Toasted Turmeric and Spinach Parmesan Rice
Today was a rainy cold day–just the kind to stay inside and rekindle my Toasted Turmeric and Spinach Parmesan Rice recipe. Actually, I just thought that sounded good–I’m inside most of the time anyway.
Years ago, while flipping through a magazine I saw a recipe contest for brown rice that got me thinking about doing a little more than just steaming it.
Here’s what I came up with (though I never did enter the contest): The last time I made it I added a huge dollop of coconut cream, which made it creamier and gave it a richer flavour–but I was all out of it tonight.
Toast a half cup of brown rice. Toasting the rice first gives it more of a chewy texture.

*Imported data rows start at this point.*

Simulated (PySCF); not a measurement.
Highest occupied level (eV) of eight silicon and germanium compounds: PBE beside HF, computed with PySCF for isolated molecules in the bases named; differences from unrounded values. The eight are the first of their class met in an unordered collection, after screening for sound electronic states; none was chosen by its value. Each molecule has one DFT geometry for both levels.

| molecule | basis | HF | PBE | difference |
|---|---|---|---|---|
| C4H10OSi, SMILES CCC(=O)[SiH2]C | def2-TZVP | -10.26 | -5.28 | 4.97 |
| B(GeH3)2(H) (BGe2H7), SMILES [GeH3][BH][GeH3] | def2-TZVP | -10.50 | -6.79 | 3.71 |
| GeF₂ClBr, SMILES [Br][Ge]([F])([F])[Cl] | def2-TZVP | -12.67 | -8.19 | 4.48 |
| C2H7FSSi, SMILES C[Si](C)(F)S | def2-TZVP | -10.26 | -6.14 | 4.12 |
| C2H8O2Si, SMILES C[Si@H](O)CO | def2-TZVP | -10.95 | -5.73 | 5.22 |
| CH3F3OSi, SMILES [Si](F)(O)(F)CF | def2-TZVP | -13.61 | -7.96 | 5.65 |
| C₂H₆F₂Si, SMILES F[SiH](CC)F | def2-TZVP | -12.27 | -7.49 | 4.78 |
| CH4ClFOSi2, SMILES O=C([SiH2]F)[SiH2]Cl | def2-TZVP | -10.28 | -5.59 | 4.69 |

In a small saucepan add to it 1/2 cup of parmesan cheese,
1/2 cup of milk, and 1 cup of water.
Bring to a boil while stirring often (to keep the cheese from sticking to the bottom), and add 1/2 cup of thawed chopped frozen spinach, well-drained and pressed.
Bring back to a gentle boil and add 1 1/2 vegetable bouillon cubes (I prefer the msg free kind), and stir until dissolved. Then add 1 tsp (or more if you like) of turmeric (I like). *This was a recent addition as I’ve added turmeric to just about everything this past year since I read about its anti-inflammatory properties. I also like to add a little onion and garlic powder.
Stir well, cover and simmer for 20-40 minutes (depending on the brand of rice you’re using).
And there you have it,
just the right side for buttery steamed string beans and garlicky broiled chicken wings–years ago I was introduced to my (then) boyfriend’s mother’s broiled chicken wings. They were lightly salted and broiled–and that’s it! But they blew me away, and I find I sometimes prefer them without the extra breading and sauces.
The Peach Betty, from this month’s Canadian Living magazine, was the perfect ‘warm me up’ finish to this hearty meal.
Have any of your own ‘rainy day’ recipes?